Future state of charge
The longer you own an electric vehicle, the lower its global warming emissions are likely to become. Why? As some of the oldest, dirtiest coal plants are being retired and investments in renewable electricity increase, the global warming emissions that result from generating a given amount of electricity are estimated to fall nationwide by an average of about 13 percent by 2025.
That means, for 70 percent of Americans, charging their electric vehicle (EV) on the regional electricity grid in 2025 would result in lower global warming emissions than even today’s most efficient gasoline hybrid, the 50 mpg Prius. While that’s good news, it could be even better. By investing in more renewables and retiring more coal plants over the next decade, using electricity as a transportation fuel would deliver even greater global warming benefits than projected.

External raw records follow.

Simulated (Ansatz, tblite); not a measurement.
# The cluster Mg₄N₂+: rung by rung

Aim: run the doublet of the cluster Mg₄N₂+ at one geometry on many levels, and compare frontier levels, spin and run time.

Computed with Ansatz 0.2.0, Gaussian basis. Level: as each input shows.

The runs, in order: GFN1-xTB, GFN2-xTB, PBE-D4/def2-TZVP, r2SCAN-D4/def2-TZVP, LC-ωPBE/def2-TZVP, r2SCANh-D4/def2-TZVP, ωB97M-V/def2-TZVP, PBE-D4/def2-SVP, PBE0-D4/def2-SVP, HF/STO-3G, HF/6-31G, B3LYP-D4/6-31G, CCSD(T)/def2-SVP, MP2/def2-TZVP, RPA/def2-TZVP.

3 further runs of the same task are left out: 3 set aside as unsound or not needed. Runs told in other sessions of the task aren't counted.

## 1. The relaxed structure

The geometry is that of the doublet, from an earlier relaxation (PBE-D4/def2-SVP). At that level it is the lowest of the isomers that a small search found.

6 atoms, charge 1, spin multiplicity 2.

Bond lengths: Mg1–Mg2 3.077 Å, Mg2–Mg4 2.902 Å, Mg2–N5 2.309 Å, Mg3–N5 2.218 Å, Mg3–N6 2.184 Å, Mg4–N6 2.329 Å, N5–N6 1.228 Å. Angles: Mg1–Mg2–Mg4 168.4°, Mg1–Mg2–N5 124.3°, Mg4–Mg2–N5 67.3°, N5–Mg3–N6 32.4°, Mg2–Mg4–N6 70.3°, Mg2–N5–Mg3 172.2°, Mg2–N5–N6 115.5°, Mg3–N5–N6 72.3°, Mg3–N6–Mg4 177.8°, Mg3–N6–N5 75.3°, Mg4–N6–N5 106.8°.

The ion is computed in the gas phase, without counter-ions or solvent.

How will changes in the grid affect the emissions from charging an EV?
To get an idea of how emissions from charging an EV may change in the coming years, I looked to the Annual Energy Outlook updated most recently in June of this year by the U.S. Energy Information Administration (EIA). The outlook projects changes in the electricity grid expected in the coming years as a result of varying energy demand, regulatory drivers, expected power plant retirements, and other factors.
Using the same well-to-wheels methodology used in our State of Charge report (more on this in the notes below), and the Annual Energy Outlook’s projections for 2025, I estimated how the emissions from charging an EV powered by the grid in 2025 compare to the emissions of a gasoline vehicle. I did this analysis across each of the grid regions across the United States, excluding Hawaii and Alaska for which projections were unavailable.
For each region, I show the miles per gallon that a gasoline vehicle would need to achieve to have emissions similar to an EV powered on the electricity grid (see the map below). For example, charging an EV in Massachusetts on the 2009 regional (NEWE) electricity grid (the most recent year for which we have data) would create about the same global warming emissions as driving a gasoline vehicle that gets 75 mile per gallon. That’s better than any gasoline or hybrid vehicle on the market. In 2025, as the grid in Massachusetts gets cleaner, that same electric vehicle would be responsible for about the same emissions as a gas-powered vehicle with the astounding fuel economy of 106 mpg.
The maps show how EV emissions stack up across the country, with current data and projecting to 2025. Both maps stick with the same GOOD, BETTER, BEST ratings we used in State of Charge, where BEST means an EV has lower emissions than the even the most fuel efficient gasoline hybrid available today (50 mpg). By 2025, four additional regions move into the BEST category and another three move from GOOD to BETTER. A closer look at the map reveals the change in mpg ratings, and shows every regional electricity grid getting cleaner between 2009 and 2025.
If the population distribution remains similar, 70 percent of Americans will live in BEST regions by 2025, where a grid powered EV will emit less global warming emissions than a 50 mpg gasoline vehicle. That holds true for about 45 percent of Americans today.
The improvement in emissions is expected as regions around the country clean up their electricity grids. EIA projections show renewables increasing their share of national electricity generation from about 11 percent in 2009 to about 15 percent in 2025. The projections also show the share of our grid powered by coal, the largest source of global warming emissions from electricity production, decreases from 44 percent in 2009 to about 38 percent in 2025.